How Long Does a Grandparent Visitation Case Take in Alaska?
A grandparent visitation case in Alaska typically takes several months to over a year, depending on whether the parents contest it. Uncontested matters may resolve in a few months, while contested cases requiring evidentiary hearings, custody investigators, or expert testimony often extend 9 to 18 months. Alaska's general 30-day divorce waiting period does not directly govern grandparent petitions.

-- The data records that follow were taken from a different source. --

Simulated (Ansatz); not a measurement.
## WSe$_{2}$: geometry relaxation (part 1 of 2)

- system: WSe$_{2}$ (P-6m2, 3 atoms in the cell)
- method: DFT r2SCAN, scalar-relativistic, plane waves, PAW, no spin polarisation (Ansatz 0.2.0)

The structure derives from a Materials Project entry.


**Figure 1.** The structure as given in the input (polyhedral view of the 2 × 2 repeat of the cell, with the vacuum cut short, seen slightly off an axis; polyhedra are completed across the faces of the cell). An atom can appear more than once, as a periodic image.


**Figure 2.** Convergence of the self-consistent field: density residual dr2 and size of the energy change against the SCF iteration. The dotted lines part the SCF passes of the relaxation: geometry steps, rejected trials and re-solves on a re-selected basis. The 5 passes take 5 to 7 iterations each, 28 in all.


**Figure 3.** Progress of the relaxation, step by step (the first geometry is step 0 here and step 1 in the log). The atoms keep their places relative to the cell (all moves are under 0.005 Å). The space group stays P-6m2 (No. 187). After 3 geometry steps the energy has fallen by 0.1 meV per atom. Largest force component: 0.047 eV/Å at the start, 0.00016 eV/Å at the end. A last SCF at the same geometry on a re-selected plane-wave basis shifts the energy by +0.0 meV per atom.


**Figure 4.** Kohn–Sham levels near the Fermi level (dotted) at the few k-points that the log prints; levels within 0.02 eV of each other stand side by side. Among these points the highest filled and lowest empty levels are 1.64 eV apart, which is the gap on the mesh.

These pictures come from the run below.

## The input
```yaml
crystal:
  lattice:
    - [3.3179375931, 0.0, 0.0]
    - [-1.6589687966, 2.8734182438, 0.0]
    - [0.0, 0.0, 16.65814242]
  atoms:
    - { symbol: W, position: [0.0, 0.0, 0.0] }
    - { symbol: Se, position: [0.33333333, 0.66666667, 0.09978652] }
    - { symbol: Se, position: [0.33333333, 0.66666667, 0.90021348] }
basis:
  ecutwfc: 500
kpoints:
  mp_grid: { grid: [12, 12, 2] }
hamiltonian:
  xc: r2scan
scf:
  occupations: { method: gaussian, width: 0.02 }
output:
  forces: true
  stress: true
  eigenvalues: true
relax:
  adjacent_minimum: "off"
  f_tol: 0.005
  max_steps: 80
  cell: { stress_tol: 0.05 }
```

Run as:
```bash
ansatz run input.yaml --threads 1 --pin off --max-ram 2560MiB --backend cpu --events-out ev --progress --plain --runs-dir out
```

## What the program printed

The timeline depends heavily on the court's calendar and the level of conflict. When grandparents intervene in an existing divorce, their request travels with the parents' case, so the grandparent issue resolves alongside the broader custody determination. A standalone AS § 25.20.065 petition starts its own clock: after filing the SHC-1142 form, the parents must be served, given time to respond, and the court schedules a hearing. Contested cases consume the most time because the clear and convincing burden often demands testimony, documentary evidence, and sometimes a custody investigator's report. Alaska courts in remote regions may have fewer hearing dates, lengthening the process. Settlement can dramatically shorten the timeline — if parents and grandparents reach a written agreement, the court can approve it without a full trial. Because the constitutional deference to fit parents makes contested grandparent visitation an uphill fight, negotiated agreements remain the fastest and most reliable path to ongoing contact.